Gap years are not a ‘waste of time’

They don’t lack substance and they don’t hold you back

For our generation, the gap year is widely accepted as a good thing. It’s a break, it’s a laugh, it’s a bit of freedom after school.

Sir Martin Sorrell, the CEO of WPP, one of the biggest advertising agencies in the world, doesn’t agree. In a damning speech at the Global Education Forum in Dubai, he railled against anyone who’s ever been travelling, announcing he “doesn’t believe in gap years”. Note: they’re not a myth. More than 2 million Brits go on one every year. But he’s opposed.

“Gap years, from what I’ve seen, tend to be wasted,” he said. “People go to Japan for three months to teach English, or six months, and the rest of the time got wasted.”

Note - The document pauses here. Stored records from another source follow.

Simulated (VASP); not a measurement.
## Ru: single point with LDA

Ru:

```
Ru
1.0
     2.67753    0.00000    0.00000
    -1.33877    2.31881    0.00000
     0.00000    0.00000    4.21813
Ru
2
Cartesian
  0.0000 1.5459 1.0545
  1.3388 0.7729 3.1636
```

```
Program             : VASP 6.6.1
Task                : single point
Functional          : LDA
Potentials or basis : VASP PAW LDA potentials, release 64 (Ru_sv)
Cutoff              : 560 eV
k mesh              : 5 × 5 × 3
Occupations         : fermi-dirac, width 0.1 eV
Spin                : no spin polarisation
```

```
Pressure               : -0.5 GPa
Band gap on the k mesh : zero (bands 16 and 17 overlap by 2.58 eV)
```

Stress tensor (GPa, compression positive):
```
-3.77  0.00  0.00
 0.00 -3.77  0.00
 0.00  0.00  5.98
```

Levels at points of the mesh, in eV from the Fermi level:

Sorrell’s main criticism is that gap years tend to be too short and aren’t worthwhile. Personally, my gap year paid for my masters degree via a series of low-paid manual jobs which also – conveniently – made me realise my physique is better suited to an office. It delivered me to parts of Europe I’d only seen pictures of, and do most of my sleeping on slow-moving trains (a pretty formative experince).

And taking a gap year rarely comes up in job interviews – unless, in my experience, the interviewer is genuine interested and supportive of the decision.

Admittedly this photo couldn’t be any more ‘gap year’

The advertising guru is forgetting  that you can fit a lot of new experiences into a few months of travelling. You could see all of Europe’s capitals or cover most of India. You can experience different cultures and makes you realise there’s more to life than middle England and the annual holiday abroad.  An academic study from John Hopkins university claimed that people who took time out to travel had “reimagined their role in the world”.

This does sound like a more scientific way of saying people who go on gap years “find themselves”, but the joke is rooted in reality. Seeing different cultures will make us see our own very differently.

In the same speech Sorrell does concede that “travelling is in and of itself an education”, but when are we supposed to do it? Few jobs will hand you more than a month of annual leave, and taking a “sabbatical” rarely exists within the corporate working world. More research from Finland suggests it won’t hold back your success in any way, so just do it.

Taking a gap year is only a waste of time if you consider it to be.